Please see the attached discussion entitled: "A Known Problem with
RDF, Resolved by Architectural Forms"
In the larger context, assuming that architectural forms and property
sets are widely used with XML, there will be the following additional
consequences:
* Metadata queries can occur inside any other kind of query, and any
other kind of query can occur inside a metadata query. There is
already a query language, SDQL (Standard Document Query Language)
that will work for all architectures, and not just metadata
architectures. Since it conceptually queries groves, and since
groves can be generated from any notation for which there is a
property set, the same query language can be used to provide
addressing and linking services to non-XML notations. In other
words, by making everything appear to conform to the grove/property
set object model, everything becomes addressable in its own most
convenient terms, including the things that were only implicit in
their interchangeable forms. [Note: The primary significance of
Eliot Kimber's "PHyLIS" demo during the meeting was that this idea
of groves and property sets actually works. In that demo, we saw a
totally grove-based integration of XML documents and CGM documents,
with XLink-style extended links providing traversal services between
the objects in the groves of both kinds of documents.]
* XML documents will be able to contain elements that can be processed
in accordance with several interchange architecture simultaneously.
Such elements can be said to exhibit the semantic equivalent of
multiple inheritance. Information interchange architectures that
overlap semantically can nonetheless be harmonized in an instance
that uses all of them, without repeating any information, even if
they use conflicting element type names and attribute names. The
implications of this harmonizability are enormously beneficial for
E-commerce, among other things.
********************************************************************************
Some notes:
********************************************************************************
What ISO's SGML Extended Facilities calls...
a "base architecture", or
an "(information-interchange-)enabling architecture", or
(when referring to the formal machine-processable model of the
interchange syntax of a base architecture) a "meta-DTD",
...is meant to fulfill the same roles and requirements (and more) as
what the RDF draft calls...
a "namespace", or
a "vocabulary", or
a "Scheme".
Similarly, what ISO calls...
a "property set"
...the RDF draft calls...
a "Scheme".
What ISO calls...
a "grove" (acronym: Graph Representation Of property ValuEs),
- - - - -
...the RDF draft calls...
a set of "3-tuples", or
a graph.
Within the conceptual frameworks of ISO "groves" and RDF "graphs," the
terms "node", "property", and "arc" appear to have the same meanings
in both the SGML Extended Facilities and in the RDF draft, at least
for purposes of this discussion.
RDF has no *general* element subtyping or "semantic load inheritance"

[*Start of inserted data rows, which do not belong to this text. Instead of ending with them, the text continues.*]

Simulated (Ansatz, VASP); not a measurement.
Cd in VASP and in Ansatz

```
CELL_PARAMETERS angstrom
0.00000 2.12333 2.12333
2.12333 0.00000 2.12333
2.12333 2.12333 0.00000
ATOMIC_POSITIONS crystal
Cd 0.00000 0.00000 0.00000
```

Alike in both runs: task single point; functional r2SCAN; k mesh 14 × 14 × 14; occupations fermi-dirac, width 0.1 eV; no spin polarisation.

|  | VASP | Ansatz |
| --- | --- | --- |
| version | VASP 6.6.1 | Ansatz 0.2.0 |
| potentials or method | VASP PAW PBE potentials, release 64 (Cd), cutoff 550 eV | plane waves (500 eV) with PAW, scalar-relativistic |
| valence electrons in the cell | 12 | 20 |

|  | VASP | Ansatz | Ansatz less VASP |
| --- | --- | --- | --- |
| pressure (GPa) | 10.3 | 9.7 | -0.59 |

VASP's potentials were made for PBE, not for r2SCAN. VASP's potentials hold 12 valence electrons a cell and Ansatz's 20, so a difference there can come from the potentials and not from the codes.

facility, but RDF *does* provide a facility called "namespaces" which
allows a (metadata) element to declare that it should be considered to
convey the same kind of information as an element of a certain type in
one of several popular DTDs (or other schema-like things) for metadata
documents. The sets of names that are referencable in the schema-like
things that contain the names of the inherited element types are
called "vocabularies". (A vocabulary need not be a DTD, because there
is no actual architectural subtyping or checking. In the current
draft of RDF, a tag set is really all that is required.)
*******************************************************************
"A Known Problem with RDF, Resolved by Architectural Forms"
*******************************************************************
At least some known problems with the current design of RDF are
readily resolved by the architectural forms paradigm. One of these is
that when an application expects that the value of a particular
property is a simple string, but the metadata instance received
actually has a compound expression using tags from another vocabulary,
RDF is as yet unclear how the compound expression will be manipulated
in order to supply a simple string.
For example, in the fragment below, if the content of
<RDF:Description> is supposed to be a simple string, what does that
string turn out to be?
<DC:Creator>
<RDF:Description>
<IBMPerson:Name>Bob Schloss</IBMPerson:Name>
<IBMPerson:Email>schloss@watson.ibm.com</IBMPerson:Email>
</RDF:Description>
</DC:Creator>
Another, perhaps more general, way to put the problem is this: "What
do we do about the content of an element whose semantic is borrowed
from one namespace, when its content's semantics are borrowed from one
or more other namespaces?"
In order to understand the several solutions that the "architectural
form paradigm" brings to the above puzzle, it is first necessary to
understand that a single instance of an element can conform to several
architectural forms. Since an element instance can have only one
generic identifier, it is impractical to use the generic identifier to
specify all the architectures (such as DC, RDF and IBMPerson) to which
that single element conforms.
The biggest syntactic difference between architectural forms and
namespaces is in their use of the generic identifier (the "generic
identifier" is the name of the element type that always appears as the
first string found in any element instance's start tag). Namespaces
use the generic identifier to specify both the architecture and a
particular semantic-laden name within the architecture. Because there
can be only one generic identifier in any element instance, the syntax
of namespaces effectively prohibits a single element instance from
declaring its author's intention that it be processable in terms of
more than one namespace. By contrast, the syntax of architectural
forms does not constrain the generic identifier in any way; indeed,
the generic identifier is pretty much ignored, for purposes of
architectural processing. As far as architectural processing is
concerned, the main purpose of the generic identifier is to provide a
hook for markup minimization. The generic identifier is relegated to
a role in which it serves as a kind of macro call: it brings in the
default values of all the attributes declared in the DTD, if any, for
that element type, as we'll see shortly.
The syntax of architectural forms is actually simpler than the syntax
of namespaces; there is no new syntactic separator (":") required,
generic identifiers are not split up into fields, and there are no new
constraints on generic identifiers at all. Each architecture
is referenced by means of an attribute name, and the value of that
attribute is the name of the element type within the architecture to
which the element is claiming both syntactic conformance and semantic
equivalence. In other words, what in namespace syntax would be
expressed as:
<DC:Creator>...</DC:Creator>
might become:
<foo DC="Creator">...</foo>
Therefore, it becomes possible for a single element to claim
conformance with more than one architecture:
<foo DC="Creator" LCCC="Author">...</foo>
The following is a digression (but nonetheless a significant
digression) about markup minimization: the above looks pretty verbose,
and, given the reasonable expectation of decentralized control over
metadata architectures, and the increasing need for documents to be
useful in a variety of contexts, verbosity may get a lot worse. For
example:
<foo DC="Creator" LCCC="Author" DEA="Officer" NAWCAD="TextAuth"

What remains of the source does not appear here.